Math RL
Math RL uses a deterministic verifier to score arithmetic or algebra problems. Given a ground-truth answer, the verifier extracts the predicted answer from the model's output and returns 1.0 (correct) or 0.0 (incorrect). This simple reward signal is highly effective for structured tasks.
The canonical implementation is demos/rl/adapters/verifiable_math.py, which solves addition problems with exact-match grading.
Configuration
Set up Math RL using the standard GRPO loop:
import mint
from mint import types
service_client = mint.ServiceClient()
training_client = service_client.create_lora_training_client(
base_model="Qwen/Qwen3-0.6B",
rank=16,
train_mlp=True,
train_attn=True,
train_unembed=True,
)
tokenizer = training_client.get_tokenizer()

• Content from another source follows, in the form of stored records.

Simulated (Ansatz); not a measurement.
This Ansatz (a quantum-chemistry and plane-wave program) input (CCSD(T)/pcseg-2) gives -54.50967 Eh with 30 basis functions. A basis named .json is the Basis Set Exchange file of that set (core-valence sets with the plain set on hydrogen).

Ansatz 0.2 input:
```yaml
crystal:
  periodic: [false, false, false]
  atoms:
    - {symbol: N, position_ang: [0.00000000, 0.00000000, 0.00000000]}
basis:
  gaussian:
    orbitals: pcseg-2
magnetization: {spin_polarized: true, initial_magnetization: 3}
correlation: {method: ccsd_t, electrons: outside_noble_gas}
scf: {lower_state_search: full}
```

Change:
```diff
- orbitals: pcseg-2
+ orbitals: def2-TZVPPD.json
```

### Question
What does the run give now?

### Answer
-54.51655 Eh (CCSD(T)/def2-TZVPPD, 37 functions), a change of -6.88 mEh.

adam_params = types.AdamParams(learning_rate=2e-5)Then run the adapter from verifiable_math.py:
from demos.rl.adapters.verifiable_math import VerifiableMathAdapter
from demos.rl.rl_core import RLConfig, run_grpo
cfg = RLConfig(
model="Qwen/Qwen3-0.6B",
rank=16,
steps=10,
batch=8,
group=4,
lr=2e-5,
max_tokens=16,
temperature=0.8,
)
run_grpo(VerifiableMathAdapter(), cfg)Prompting Guide
Math problems are rendered with a few-shot example and then the question:
class VerifiableMathAdapter(RLAdapter):
FEWSHOT = "Q: What is 4 + 5?\nA: 9\n\n"
def make_prompt(self, sample: tuple[str, int], tokenizer) -> list[int]:
question, _ = sample
return tokenizer.encode(self.FEWSHOT + question)For a problem (question="What is 3 + 7?", answer=10), the encoded prompt becomes:
Q: What is 4 + 5?
A: 9
Q: What is 3 + 7?
A:The model then generates a response. The verifier extracts the numeric answer and compares it to the ground truth.
Key pattern: The question and few-shot prefix are part of the prompt (zero loss weight during training). Only the answer tokens get loss weight and advantage scaling.
Output Format
The verifier extracts the first integer found in the response:
def compute_reward(self, response: str, sample: tuple[str, int]) -> float:
_, answer = sample
match = re.search(r"-?\d+", response)
return 1.0 if match and int(match.group()) == answer else 0.0- Reward = 1.0: Extracted answer matches the ground truth.
- Reward = 0.0: No number extracted or answer mismatches.
Within a group of group_size samples from the same prompt, advantages are computed by centering: adv[i] = reward[i] - mean_reward_in_group. This encourages high-reward samples and discourages low-reward ones.
Optional partial credit (not in the canonical script but worth considering for harder datasets): award 0.5 if the response contains the correct format (e.g., a number, even if wrong) but not the exact answer.
All Parameters
| Parameter | Type | Default | Meaning |
|---|---|---|---|
steps | int | 5 | Training steps (sampling + training). |
batch | int | 8 | Problems per step. |
group | int | 4 | Samples per problem (group_size). |
learning_rate | float | 2e-5 | Adam LR. Math RL: 1e-5 to 4e-5. |
max_tokens | int | 16 | Max generation length. Math: 8–32 (short answers). |
temperature | float | 0.8 | Sampling temperature. Higher = more diversity. Typical: 0.7–1.0. |
base_model | str | "Qwen/Qwen3-0.6B" | Base model. |
rank | int | 16 | LoRA rank. |
train_mlp | bool | True | Train MLP. |
train_attn | bool | True | Train attention. |
train_unembed | bool | True | Train output layer. |
Environment variables (from rl_core.py):
export MINT_BASE_MODEL="Qwen/Qwen3-0.6B"
export MINT_LORA_RANK=16
export MINT_RL_STEPS=10
export MINT_RL_BATCH=8
export MINT_RL_GROUP=4
export MINT_RL_LR=2e-5
export MINT_RL_MAX_TOKENS=16
export MINT_RL_TEMPERATURE=0.8Usage:
cfg = RLConfig.from_env()
run_grpo(VerifiableMathAdapter(), cfg)Extending to other math domains: Swap VerifiableMathAdapter with your own RLAdapter that implements build_dataset(), make_prompt(), and compute_reward(). For GSM8K-style word problems, increase max_tokens to 256 to allow chain-of-thought reasoning.